Sales expected to gain over storm-ravaged month last year
Editor's note: Hurricane Harvey hit the U.S. in August 2017. A previous version of this story referred to two hurricanes hitting during that month. Hurricane Irma reached the U.S. in September 2017.
U.S. light-vehicle sales in August are expected to rise from year-ago levels, when a major hurricane crippled new-car transactions in some of the country's largest vehicle markets, according to three forecasts.
Cox Automotive, Edmunds and J.D. Power/LMC Automotive all project gains of about 1 percent for the month. Sales events tied to Labor Day are expected to fuel much of the increase, even though transactions completed over Labor Day weekend will count toward September.
Thomas King, senior vice president of the data and analytics division at J.D. Power, said in a statement that Hurricane Harvey made landfall in August 2017 and affected Labor Day sales events. "Labor Day remains one of the most heavily shopped periods in the year, accounting for nearly 3 percent of annual sales, as consumers take advantage of discounts that extend through the first weekend of September," he said.
The average incentive per vehicle for the first three weeks of August was down $141 from the same time last year, J.D. Power said, due to smaller discounts on sedans.
Automakers are scheduled to report U.S. deliveries for August on Tuesday, Sept. 4. The month has 27 selling days, the same as August 2017.
U.S. sales are up 1.1 percent this year through July, after falling in 2017 for the first time since the market collapse of 2008-09. Macroeconomic factors such as consumer confidence and new housing starts — which often drive pickup purchases — remain strong.

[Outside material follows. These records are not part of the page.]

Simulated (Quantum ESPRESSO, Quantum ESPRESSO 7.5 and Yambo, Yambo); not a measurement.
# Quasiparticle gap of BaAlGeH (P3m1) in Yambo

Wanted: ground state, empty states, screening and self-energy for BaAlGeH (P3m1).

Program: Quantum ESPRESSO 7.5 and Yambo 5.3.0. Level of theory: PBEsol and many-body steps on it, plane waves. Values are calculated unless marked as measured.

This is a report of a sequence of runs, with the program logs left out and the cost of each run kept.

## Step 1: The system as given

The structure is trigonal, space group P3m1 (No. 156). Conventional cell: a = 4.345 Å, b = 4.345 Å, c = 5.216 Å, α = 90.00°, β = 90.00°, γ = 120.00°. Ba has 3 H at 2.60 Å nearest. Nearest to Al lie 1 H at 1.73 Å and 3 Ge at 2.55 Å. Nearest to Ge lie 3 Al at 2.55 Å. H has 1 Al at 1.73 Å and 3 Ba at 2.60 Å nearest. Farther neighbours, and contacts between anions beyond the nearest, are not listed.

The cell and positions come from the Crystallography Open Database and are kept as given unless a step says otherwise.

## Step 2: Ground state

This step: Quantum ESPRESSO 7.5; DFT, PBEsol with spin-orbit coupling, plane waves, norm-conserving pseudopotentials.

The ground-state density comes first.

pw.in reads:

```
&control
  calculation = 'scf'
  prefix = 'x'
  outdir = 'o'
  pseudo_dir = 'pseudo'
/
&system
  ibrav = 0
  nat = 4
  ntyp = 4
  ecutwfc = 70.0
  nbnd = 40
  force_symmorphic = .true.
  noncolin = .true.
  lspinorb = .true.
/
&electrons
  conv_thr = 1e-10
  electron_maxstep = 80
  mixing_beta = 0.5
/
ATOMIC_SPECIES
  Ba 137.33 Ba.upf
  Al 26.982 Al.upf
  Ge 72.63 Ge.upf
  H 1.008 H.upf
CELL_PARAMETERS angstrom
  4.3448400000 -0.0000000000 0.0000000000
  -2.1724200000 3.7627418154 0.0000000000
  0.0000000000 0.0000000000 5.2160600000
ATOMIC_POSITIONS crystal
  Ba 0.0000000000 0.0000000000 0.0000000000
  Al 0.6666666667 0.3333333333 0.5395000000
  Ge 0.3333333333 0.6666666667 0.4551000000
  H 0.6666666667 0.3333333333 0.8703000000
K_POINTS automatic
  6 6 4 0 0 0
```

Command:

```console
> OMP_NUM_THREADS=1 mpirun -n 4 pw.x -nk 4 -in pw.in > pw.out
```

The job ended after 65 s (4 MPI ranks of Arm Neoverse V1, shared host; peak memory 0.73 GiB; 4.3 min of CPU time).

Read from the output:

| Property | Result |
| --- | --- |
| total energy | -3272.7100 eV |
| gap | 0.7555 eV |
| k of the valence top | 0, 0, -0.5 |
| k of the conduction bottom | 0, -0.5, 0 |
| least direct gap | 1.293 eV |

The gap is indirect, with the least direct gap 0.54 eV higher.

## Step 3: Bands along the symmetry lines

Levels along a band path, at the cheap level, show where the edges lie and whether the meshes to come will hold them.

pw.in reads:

Each forecasting firm predicts a seasonally adjusted annual rate of 16.8 million vehicles in August, which would mark the second consecutive month the SAAR has fallen below 17 million. Despite the favorable year-over-year comparisons this month, analysts expect a slower sales pace for the rest of the year.
"The market remains strong, and all the talk of higher interest rates and trade tariffs is not chasing away buyers," Charlie Chesbrough, senior economist at Cox Automotive, said in a statement. "However, we are still forecasting a slowing sales pace over the remaining months of the year as buying conditions slowly deteriorate due mostly to higher interest rates and continued high gasoline prices."
Cox calls for full-year sales in 2018 of 16.8 million vehicles, down slightly from the 17.25 million sold in 2017, although LMC increased its forecast by 100,000 units, to 17.2 million, based on higher fleet volume than expected this year.
Edmunds said , through July, new-vehicle inventories had fallen to their lowest levels since 2016.
"There are a lot of things working against the automotive market right now: Incentive spending is maxed out, interest rates are rising and vehicle prices are reaching record highs," Jeremy Acevedo, Edmunds' manager of industry analysis, said in a statement. "Add to that the uncertainty that comes with renegotiating NAFTA and tariff talks and it amounts to what could be a challenging back half of the year for automakers."
Both Edmunds and Cox predict FCA US will post the largest August sales increase among major automakers. Edmunds expects a 15 percent gain while Cox calls for a 11 percent rise.
They expect sales to fall at Ford Motor Co. and General Motors. Cox also predicts declines for American Honda and Subaru of America, which would snap Subaru's streak of 80 consecutive monthly sales increases. The Subaru forecast calls for a 0.3 percent dip.